May 24: The Stock Market Crash of 1987

by David Jenyns on May 24, 2007

The stock market crash of 1987 is the largest crash in recent United States History. Although there was a minor crash at the turn of the 21st century, it was nothing in comparison to the end of the 1980s. In fact, the 1987 crash is the worst single day in American financial history. There was a 22% loss in the market on October 19, 1987 or Black Monday. That is almost double the 12% loss experienced by investors in 1929 on Black Tuesday.

The 1980s, similar to the roaring 20s, was characterized by a period of financial growth and excess in the United States. The psychology of the time was “spend, spend, spend” and rampant consumerism drove the national economy and stock market to record highs.

1986 and 1987 were record years for the stock market. The bull market that started in the summer of 1982 was being carried through to create record markets 5 years later. The market was being primarily powered by hostile takeovers, leveraged buyouts and what seemed to be merger fever. The most important thing for many companies was to raise capital in order to buy other companies. It was thought that companies would grow exponentially by purchasing other companies. In leveraged buyouts, a company would raise capital by selling junk bonds to the public. Junk bonds are bonds that have a high-risk rate, and therefore a high interest rate. The capital from selling the junk bonds was used toward the purchase of another company.

Another common phenomenon was the use of IPOs. An IPO, or Initial Public Offering, is when a company issues stocks for the first time. The burgeoning computer industry was created with many IPOs in the market and people were investing in personal computers because they saw potential for great profit.

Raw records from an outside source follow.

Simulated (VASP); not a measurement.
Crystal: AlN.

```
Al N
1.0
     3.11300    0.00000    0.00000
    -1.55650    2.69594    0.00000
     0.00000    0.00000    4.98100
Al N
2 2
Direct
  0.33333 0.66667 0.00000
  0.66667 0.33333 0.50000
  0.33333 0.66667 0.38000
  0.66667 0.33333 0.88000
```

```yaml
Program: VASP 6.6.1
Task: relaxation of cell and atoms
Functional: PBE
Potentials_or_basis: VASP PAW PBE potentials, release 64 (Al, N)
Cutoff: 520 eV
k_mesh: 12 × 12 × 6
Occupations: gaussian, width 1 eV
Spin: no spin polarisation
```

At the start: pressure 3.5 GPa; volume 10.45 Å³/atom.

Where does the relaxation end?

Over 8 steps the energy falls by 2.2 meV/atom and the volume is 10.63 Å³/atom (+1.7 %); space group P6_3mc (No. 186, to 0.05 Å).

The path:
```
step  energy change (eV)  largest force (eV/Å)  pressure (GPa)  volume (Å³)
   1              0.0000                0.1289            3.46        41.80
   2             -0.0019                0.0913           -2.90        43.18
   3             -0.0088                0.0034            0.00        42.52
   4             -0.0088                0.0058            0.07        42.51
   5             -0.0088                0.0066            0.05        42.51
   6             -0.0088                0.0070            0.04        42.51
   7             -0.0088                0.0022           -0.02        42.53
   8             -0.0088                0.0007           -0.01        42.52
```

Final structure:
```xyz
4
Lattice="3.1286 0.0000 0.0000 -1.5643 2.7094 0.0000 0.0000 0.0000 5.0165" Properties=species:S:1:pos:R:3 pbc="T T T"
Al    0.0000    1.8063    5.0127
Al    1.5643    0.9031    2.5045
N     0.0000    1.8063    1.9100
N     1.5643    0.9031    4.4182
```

This created an inflated market with lots of stock at low and reasonable prices available for purchase. Even the most timid investor was tempted to get involved in the market.

Unfortunately, the bull market also created an opportunity for many scam IPOs and conglomerates to take advantage of uninformed investors. The SEC had its hands busy trying to keep up with the shady companies. In early 1987, the SEC began investigating illegal insider trading. This created wariness in investors and slowed the market. There was also a fear of inflation due to the strong economic growth that occurred in the previous five years. To compensate, the FED raised short-term interest rates to prevent inflation. This effected stocks negatively as well.

Many large firms began using portfolio insurance as a way to protect against further stock dips. This practice uses futures contracts as an insurance policy on a stock portfolio. If the market crashed, people with futures contracts could profit and stabilize the market by offsetting the losses in stocks.

The use of portfolio insurance worried many common stockholders. They saw it as a sign of an impending market crash. Many experts believe that the common perception during the time was that the market was beginning to resemble the 1929 market. This caused panic, and led people to sell their stocks immediately.

The fear became a self-fulfilling prophecy and as thousands tried to sell simultaneously on October 19, 1987, the market crashed because their simply weren’t any buyers. Within that day over 500 billion dollars left the Dow Jones index. The effect of the US crash affected every country around the world producing a global market crash.

Many people lost millions in a matter of minutes. Most investors didn’t even know why they were selling; they just heard that everyone else was selling and followed suit. Most futures ands stock exchanges were shut down for the day. In some extreme cases, the duress brought on by the loss of massive amounts of money caused some investors to kill their brokers. There were several instances of clients entering brokerage firms and opening fire.

Fortunately, the crash of 1987 did not result in a similar depression. The Federal government stepped in and lowered short-term interest rates to avoid a banking crisis. The market returned to a bull market rather quickly. Companies buying back their undervalued stocks fueled this new prosperity.

The addition of the circuit breakers system is a lasting impact of the 1987 crash. The system prevents stocks from trading if they plummet too quickly. This will prevent any future vertical drops in the market.